Restoring Meaning to Teaching
Examining Beliefs About How Children Learn
Ten teachers4 from two schools are sitting in an elementary classroom. They have recently begun meeting every couple of weeks to talk about teaching and learning. The following perspectives are from their dialogue about learning, a dialogue that occurred in their third two-hour meeting.
Beth: Learning involves repetition, lots of repetition--doing things over and over again--that's how kids learn. They have learned it if they can repeat it, answer the questions.
Jane: In learning, hands are doing and the learning comes from what they are doing. Learning is demonstrated by students' actions--we know that they have gotten it when they can do something.
Carrie: I picture learning as someone pouring stuff into your head from the pitcher of knowledge, feeding stimuli, helping you learn. Learning is taking in new things. I don't really know what it is, learning is this vast, vague thing. What is the difference between learning and regurgitating things?
Maureen: Well, students are not learning when the teacher is talking all of the time. That stuff just bounces off the kids. Learning is better when it is generated from the child's interests.
Lisa: I think that students have to construct their own knowledge and that is based on what they bring with them--their prior knowledge--and what experiences the teachers provide. Experiences have to be meaningful, hands-on, and connected to student lives.
To put learning at the center of instructional practice, it's necessary to understand learning. The teachers above are beginning to examine their personal ideas about how learning happens, ideas that come from their educational experiences as children, students, parents, and teachers. Our first ideas about learning come from our childhood interactions with our parents, teachers, other adults, as well as our peers. How did they teach us, motivate us, reward us, or punish us? What did we experience that helped us learn or that prevented us from learning? As adults, we modify, refine, or extend our beliefs about learning based on new experiences.
During preservice, most of us learned a lot about being a teacher and little about learning. Until the mid-1980s, education professors projected the view of learners as passive beings, blank slates, or empty vessels. They focused on the teacher, teaching processes, teaching materials, and teaching outcomes. Teachers were seen as the holders of knowledge and learners as passive receivers of information. A number of different views of learning persist and exert influence on teaching practice, although understanding about how learning happens has become more sophisticated over time.
The instructional strategies we use today originate with theories of learning that were popular at different times in the past. Broadly speaking, we use drill and practice (behaviorism); information processing strategies such as selecting, organizing, integrating, and memorizing (the cognitive view of learning); and active learning strategies such as hands-on inquiries, collaborative work, reflection, and metacognition (constructivism). Constructivism is a complex theory of learning that emphasizes the active role of the learner and is currently accepted by many educators. However, our standard instructional practices most often place students in the role of passive receivers of expert knowledge. Even as we've tried to shed these representations, few of us have taken time to consider what ideas and images, if any, have replaced them.

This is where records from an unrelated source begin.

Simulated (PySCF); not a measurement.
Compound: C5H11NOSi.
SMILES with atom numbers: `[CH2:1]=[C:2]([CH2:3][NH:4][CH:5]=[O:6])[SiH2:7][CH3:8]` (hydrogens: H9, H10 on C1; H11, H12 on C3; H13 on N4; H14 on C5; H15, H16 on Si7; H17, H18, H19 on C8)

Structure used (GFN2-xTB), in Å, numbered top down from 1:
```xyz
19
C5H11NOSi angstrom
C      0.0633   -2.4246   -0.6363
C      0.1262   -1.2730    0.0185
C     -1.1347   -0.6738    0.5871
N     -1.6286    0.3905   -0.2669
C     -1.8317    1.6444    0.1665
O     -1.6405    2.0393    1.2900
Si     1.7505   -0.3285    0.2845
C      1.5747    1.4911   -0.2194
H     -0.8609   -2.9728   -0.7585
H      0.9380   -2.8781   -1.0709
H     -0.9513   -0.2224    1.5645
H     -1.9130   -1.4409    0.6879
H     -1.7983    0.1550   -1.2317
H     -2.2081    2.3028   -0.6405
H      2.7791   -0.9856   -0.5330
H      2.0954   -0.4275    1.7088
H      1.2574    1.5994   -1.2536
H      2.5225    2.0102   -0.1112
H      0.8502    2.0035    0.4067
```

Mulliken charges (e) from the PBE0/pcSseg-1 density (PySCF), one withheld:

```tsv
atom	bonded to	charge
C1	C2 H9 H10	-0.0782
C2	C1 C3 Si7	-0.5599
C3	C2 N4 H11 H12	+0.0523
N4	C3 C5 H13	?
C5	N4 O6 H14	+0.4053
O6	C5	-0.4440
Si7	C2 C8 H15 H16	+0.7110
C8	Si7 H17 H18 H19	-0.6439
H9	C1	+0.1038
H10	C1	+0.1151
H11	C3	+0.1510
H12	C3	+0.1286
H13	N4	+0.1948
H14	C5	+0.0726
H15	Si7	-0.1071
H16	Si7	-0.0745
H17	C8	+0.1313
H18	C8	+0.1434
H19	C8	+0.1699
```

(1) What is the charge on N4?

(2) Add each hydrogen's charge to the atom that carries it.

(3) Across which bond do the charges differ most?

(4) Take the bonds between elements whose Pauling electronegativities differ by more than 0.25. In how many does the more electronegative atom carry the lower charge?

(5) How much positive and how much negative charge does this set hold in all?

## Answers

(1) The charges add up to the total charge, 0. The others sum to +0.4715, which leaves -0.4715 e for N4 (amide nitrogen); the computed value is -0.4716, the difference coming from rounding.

Our ideas about the learning process remain largely unexamined or unconscious, and yet they influence the instructional choices we make every day. Researchers Renate and Geoffrey Caine study contemporary learning theory in an attempt to link it to classroom practice. They conclude that one of the most fundamental issues in educational improvement "hinges on the understanding that [teachers] have about how human beings learn" (1997, p. 9). By exploring one's own beliefs about learning, rethinking these beliefs, and remaining open to new ideas, one can learn to be more thoughtful about which ideas and approaches are appropriate for different learning situations.
We can ask ourselves reflective questions to help focus attention on learning. Are my images of school about teaching or about learning? How am I thinking about learning? How do children learn? Looking at teaching practice through the lens of learning, we begin to see children in new ways.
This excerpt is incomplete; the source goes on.